Somersby Apple Flavoured Cider

Overall

6/10

This is my dads doing. I have no fucking clue why. I know Somersby has been around for a while I imagine his love of this goes back to this was the only cider that was available for years that wasn’t called Strongbow? When you live in the middle of butt-fuck Ontario this is the only cider you can find? I have no fucking clue. I’ve drunk worse… My God have I drank worse… But something is just off with this. This shit ain’t cider. You know there’s a fucking opioid problem when they just put a government add on TV telling you about Naloxone kits and the Good Samaritan law. Just like this cider I find myself just thinking “What the fuck are we doing? Like really?” All I want is to not put up with the incessant bullshit and have my dick sucked. Is that too much to ask? You know what? That shit smells like a segue. Because we’re on my dick let’s move on to…

Packaging

and a small package it is!

Sigh. tf is this? “Apple Flavoured Cider”? They get a point for proper grammar (fuck you America dropping the goddamn “u”). I mean I just have so many questions at this point but let’s look at the can and my fucking god an announcer just said that “maybe his tum tum feels better”. I wish I could make this shit up. This can… I like green. I like simplistic. I actually really enjoy the green and yellow together. I like the name. Somersby. It makes me think of some old codger piddling in a farm fixing his tractor or something. No electronics around. Simple times. Other than that… Fuck me… “Apple Flavoured Cider”?

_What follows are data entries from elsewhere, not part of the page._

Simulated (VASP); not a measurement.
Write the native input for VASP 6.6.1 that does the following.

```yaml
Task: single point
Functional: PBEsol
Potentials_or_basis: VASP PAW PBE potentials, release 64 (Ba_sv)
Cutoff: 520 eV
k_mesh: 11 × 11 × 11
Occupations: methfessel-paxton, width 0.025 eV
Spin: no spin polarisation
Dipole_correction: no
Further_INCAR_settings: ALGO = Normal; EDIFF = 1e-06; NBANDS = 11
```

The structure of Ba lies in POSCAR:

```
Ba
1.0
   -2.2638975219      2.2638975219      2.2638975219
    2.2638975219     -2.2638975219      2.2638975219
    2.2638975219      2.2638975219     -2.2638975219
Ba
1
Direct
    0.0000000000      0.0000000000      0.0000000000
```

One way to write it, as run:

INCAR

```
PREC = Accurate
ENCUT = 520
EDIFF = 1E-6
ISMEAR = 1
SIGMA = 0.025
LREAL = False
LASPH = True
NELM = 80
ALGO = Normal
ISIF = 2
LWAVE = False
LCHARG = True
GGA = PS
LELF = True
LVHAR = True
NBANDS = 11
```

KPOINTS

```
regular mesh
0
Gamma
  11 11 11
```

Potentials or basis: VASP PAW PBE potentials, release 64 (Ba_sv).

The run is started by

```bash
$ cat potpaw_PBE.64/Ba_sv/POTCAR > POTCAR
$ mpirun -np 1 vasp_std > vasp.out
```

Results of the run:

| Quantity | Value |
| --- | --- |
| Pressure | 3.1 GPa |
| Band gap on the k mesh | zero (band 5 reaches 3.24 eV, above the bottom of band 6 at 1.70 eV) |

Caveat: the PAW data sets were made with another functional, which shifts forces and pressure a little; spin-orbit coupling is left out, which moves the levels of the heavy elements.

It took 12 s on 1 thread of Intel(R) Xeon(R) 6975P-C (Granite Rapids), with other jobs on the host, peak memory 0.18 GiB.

You get one goddamn picture because you need to feel the disappointment.

Ingredients

Water, Fermented Apple Juice, Sugar, Apple Juice Concentrate, Disappointment, Citric Acid (Acidity Regulator), Flavour (Apple), Tears, Potassium Sorbate (as a Preservative), Caramel Colour, Contains Sulphites

Appearance

It took a long time for the fizz to go down on this like trying to get your wife of 5+ years to suck you off. Then again the fizz eventually does go down so I guess this cider has something on your wife? It’s got a nice mid-yellow hue.

Hue?

Aroma

Smells strong and definitely of apple. It doesn’t smell like a cider and it doesn’t smell like an apple juice. I can’t explain it. It smells like a cider I have not had before. That said, this is my first “Apple Flavoured Cider”. They just had a BMO commercial with a gay dude couple celebrating an anniversary. I mean I couldn’t give a shit but as someone who, just like with technology, grew up in a world where shit like this was not the norm for years… It’s gonna keep being weird seeing it. Difference being I ain’t no homophone. So I wanted to make a joke on this. I did an image search on “homophone gif” and I got this.

I got nothing at this point. We keep straying further from God’s light. This cider may be more proof.

Apples that are over-ripe and turning from sweet good to sweet compost. That’s the smell.

Flavour

I’m not disappointed… Shit is sweet like you wouldn’t imagine. Like too much of this and you’re going to get gut-rot. It’s good though. Like if I could imagine a world with a dessert cider this may be and example of it? I’d make some sort of weird cider float concoction with this. I have no idea what a cider float would be I just know this would be the base. Vanilla ice cream. Cinnamon. Hmmm… Pecans… Fuck.